The First Battle of Fallujah, also known as Operation Vigilant Resolve, was an operation against militants in Fallujah as well as an attempt to apprehend or kill the perpetrators of the killing of four U.S. contractors in March 2004.
The chief catalyst for the operation was the highly publicized killing and mutilation of four Blackwater USA private military contractors, and the killings of five American soldiers in Habbaniyah a few days earlier.
The battle polarized public opinion within Iraq.
The Second Battle of Fallujah—code-named Operation Al-Fajr (Arabic: الفجر "the dawn") andOperation Phantom Fury—was a joint American, Iraqi government, and British offensive in November and December 2004, considered the highest point of conflict in Fallujah during the Iraq War. It was led by the U.S. Army and U.S. Marines against the Iraqi insurgents in the city of Fallujah and was authorized by the U.S.-appointed Iraqi Interim Government. The U.S. military called it "some of the heaviest urban combat U.S. Marines and Soldiers have been involved in since the Battle of Hue City in Vietnam in 1968."

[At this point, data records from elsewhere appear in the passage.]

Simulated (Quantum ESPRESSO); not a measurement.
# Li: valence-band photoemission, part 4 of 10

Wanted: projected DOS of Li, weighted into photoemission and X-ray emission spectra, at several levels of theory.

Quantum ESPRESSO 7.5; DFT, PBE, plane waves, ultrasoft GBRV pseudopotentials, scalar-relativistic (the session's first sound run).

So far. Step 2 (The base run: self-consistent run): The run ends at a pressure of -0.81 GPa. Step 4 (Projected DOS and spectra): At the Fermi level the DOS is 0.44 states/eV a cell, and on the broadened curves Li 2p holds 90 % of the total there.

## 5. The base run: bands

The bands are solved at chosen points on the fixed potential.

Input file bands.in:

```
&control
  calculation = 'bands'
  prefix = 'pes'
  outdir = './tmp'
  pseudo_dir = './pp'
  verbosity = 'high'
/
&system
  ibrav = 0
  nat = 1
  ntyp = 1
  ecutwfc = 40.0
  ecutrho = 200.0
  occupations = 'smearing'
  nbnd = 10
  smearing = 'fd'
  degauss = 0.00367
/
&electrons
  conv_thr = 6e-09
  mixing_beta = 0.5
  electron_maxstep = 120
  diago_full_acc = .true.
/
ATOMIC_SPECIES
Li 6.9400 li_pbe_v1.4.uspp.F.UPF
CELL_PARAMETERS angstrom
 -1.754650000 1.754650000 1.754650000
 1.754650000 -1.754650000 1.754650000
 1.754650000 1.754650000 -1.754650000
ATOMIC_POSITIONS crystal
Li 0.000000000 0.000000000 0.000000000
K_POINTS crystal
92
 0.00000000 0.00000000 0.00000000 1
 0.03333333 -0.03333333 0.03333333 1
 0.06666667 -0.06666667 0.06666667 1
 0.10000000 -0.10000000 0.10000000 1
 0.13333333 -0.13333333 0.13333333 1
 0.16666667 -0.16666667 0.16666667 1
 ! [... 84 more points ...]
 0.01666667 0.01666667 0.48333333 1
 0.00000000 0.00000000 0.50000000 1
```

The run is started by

This operation was the second major operation in Fallujah. Earlier, in April 2004, coalition forces fought the First Battle of Fallujah in order to capture or kill insurgent elements considered responsible for the deaths of a Blackwater Security team. When coalition forces fought into the center of the city, the Iraqi government requested that the city's control be transferred to an Iraqi-run local security force, which then began stockpiling weapons and building complex defenses across the city through mid-2004. The second battle was the bloodiest battle of the entire Iraq War, and is notable for being the first major engagement of the Iraq War fought solely against insurgents rather than the forces of the former Ba'athist Iraqi government, which was deposed in 2003.